My heart goes out to the good and well-meaning people who, when they express their honest and sincere opinion, because it is not what someone else wants to think, read, hear, or believe, are castigated and demonized by les gauches misérables and the pulp-masters of the media.

Phyllis Shlafly always writes well and incisively.  She is honest, she is sincere, she is decent, she promotes civility and good morals.  But when her political opinion differs from someone else', critics come out and treat her in a manner that if their mothers were treated that way, the critics would probably end up in jail for public brawling or worse. 

Phyllis Shlafly's essay on the honesty of Joseph McCarthy and the validity of his charges can be read
at http://www.townhall.com/columnists/PhyllisSchlafly/2008/01/28/history_shows_joe_mccarthys_reputation_is_undeserved.  She begins with the observation that Ronald Reagan did indeed write at least some of his own speeches. It is unfortunate that the media is so negative towards conservatives, moralists, and religion that hard evidence had to be found to convince them.  Oh, wait, even that doesn't convince them.

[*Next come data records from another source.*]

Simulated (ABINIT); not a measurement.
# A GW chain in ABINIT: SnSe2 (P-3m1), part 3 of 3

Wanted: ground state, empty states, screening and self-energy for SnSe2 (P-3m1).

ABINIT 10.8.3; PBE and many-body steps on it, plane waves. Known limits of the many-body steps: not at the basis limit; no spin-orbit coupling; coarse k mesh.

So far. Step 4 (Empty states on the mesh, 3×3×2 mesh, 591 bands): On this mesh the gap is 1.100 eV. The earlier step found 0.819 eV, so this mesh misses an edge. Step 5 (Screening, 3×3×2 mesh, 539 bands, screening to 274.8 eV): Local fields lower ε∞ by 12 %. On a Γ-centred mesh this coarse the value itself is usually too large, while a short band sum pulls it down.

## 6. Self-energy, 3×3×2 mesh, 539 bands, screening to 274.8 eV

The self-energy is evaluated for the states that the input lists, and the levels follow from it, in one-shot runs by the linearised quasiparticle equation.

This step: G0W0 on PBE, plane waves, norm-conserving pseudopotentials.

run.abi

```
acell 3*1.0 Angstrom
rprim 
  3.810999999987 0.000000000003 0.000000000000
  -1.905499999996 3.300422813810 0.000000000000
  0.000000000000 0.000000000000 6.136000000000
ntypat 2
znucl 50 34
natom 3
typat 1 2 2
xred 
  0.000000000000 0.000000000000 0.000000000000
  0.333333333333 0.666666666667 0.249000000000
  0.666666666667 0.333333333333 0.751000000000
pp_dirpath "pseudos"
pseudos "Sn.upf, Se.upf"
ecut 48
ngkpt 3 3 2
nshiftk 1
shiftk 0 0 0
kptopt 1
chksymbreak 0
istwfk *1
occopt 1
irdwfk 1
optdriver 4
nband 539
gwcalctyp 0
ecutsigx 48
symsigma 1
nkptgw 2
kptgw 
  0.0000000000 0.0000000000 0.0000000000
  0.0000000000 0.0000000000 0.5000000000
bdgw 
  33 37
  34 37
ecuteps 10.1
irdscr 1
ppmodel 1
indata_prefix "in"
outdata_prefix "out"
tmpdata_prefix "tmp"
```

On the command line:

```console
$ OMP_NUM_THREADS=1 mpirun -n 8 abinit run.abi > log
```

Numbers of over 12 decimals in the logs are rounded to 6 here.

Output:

The media has never been one to apologize for their errors, some of which have caused untold suffering and even brought about the deaths of people.  As long as it wasn't media people, they were acceptable losses.  When it was finally revealed that Ronald Reagan had Alzheimer's, nobody I was reading ever apologized for their disgraceful mocking of his frequent slips of memory or misspeaking.  As the media loves to make fun of conservative presidents' foibles, such as by their film loops of Gerald Ford tripping descending steps from a plane, entering an office, or walking on the street, so too it loves to "protect the public" from similar loops of anti-conservatives bulling, threatening and swearing (Lyndon Johnson), or falling asleep in top level economic meetings (Bill Clinton).  If the exception proves the rule, there are the many gaffs of Jimmy Carter which the media enjoyed, but which they balanced with praise for his political and economic disasters. 

Phyllis Shlafly, I apologize . . .

... that some people, ill-cultured as well as ill-educated, respond to your and other thoughtful essays with knee-jerk opprobria.  Never thinking, never digesting, always stuck with their initial opinion no matter what new evidence comes to life, and no matter how much the rest of society progresses.  Politics brings out the worst in the worst people.

What successful politician has not used props - or anti-props (the removal of a negative symbol)?  Dole carried a pencil, FDR was shown without his wheelchair.  I've seen plenty of people hold up sheets of paper or a book or an empty camera and say "the documentation," "books have been written," and "has taken photos of it".  They've held unused, unnecessary pencils, keys, envelopes, and who knows what else.  It's what we call "for effect".  It is neither a sin against God, nor a crime against humanity, nor dishonest, nor evil, nor fascist.  It's just one of the many factors many people use in communication.  It is . . . normal

I, too, grew up, despising McCarthy.  The more I read into primary sources and secondary sources other than newspapers and partisan books, the more I discovered he was a better man than I had been led to believe, and that there was substance in what he was saying.  To the point that even if he had exaggerated, that's all it was, exaggeration.    An honest criticism would have said that: "he exaggerated."  But the criticisms said: "he lied."  Thus, Joseph McCarthy either exaggerated (or not) for effect, but his critics are the ones who lied.

Who else, I found myself wondering, were dishonestly condemned by partisans and newspapers, since that time?  And why that time?  Why?:  for exactly the same thing that McCarthy was concerned about:  the meddling influence of seditious aliens, namely, in raw, colorful terms: "The Reds", the "Stalinists", the "dialectical materialists," "historical materialists," and "atheist materialists" as they called themselves; "communists" and "commies" as they were commonly known.

And who would they have tried to tarnish in the newspapers with charges of "extremism," "fascism," "lies," "promoting himself," and "doing it for money"?  That would be each and every person who was having a degree of success at revealing WHO the communists were, HOW they infiltrated and HOW they influenced and directed even those groups in which they had no leadership role (Stalin started as the party secretary for example, and through that office influenced everything, condemning his rivals and promoting himself). 

So when you see newspapers or individuals condemning someone as "fascist," "scheming," "lying," "imperialistic," "anti-democratic," take a second look.  You might find those people were not as bad as the 20th century "running dog lackey" newspapers, professors, and politicians have painted them.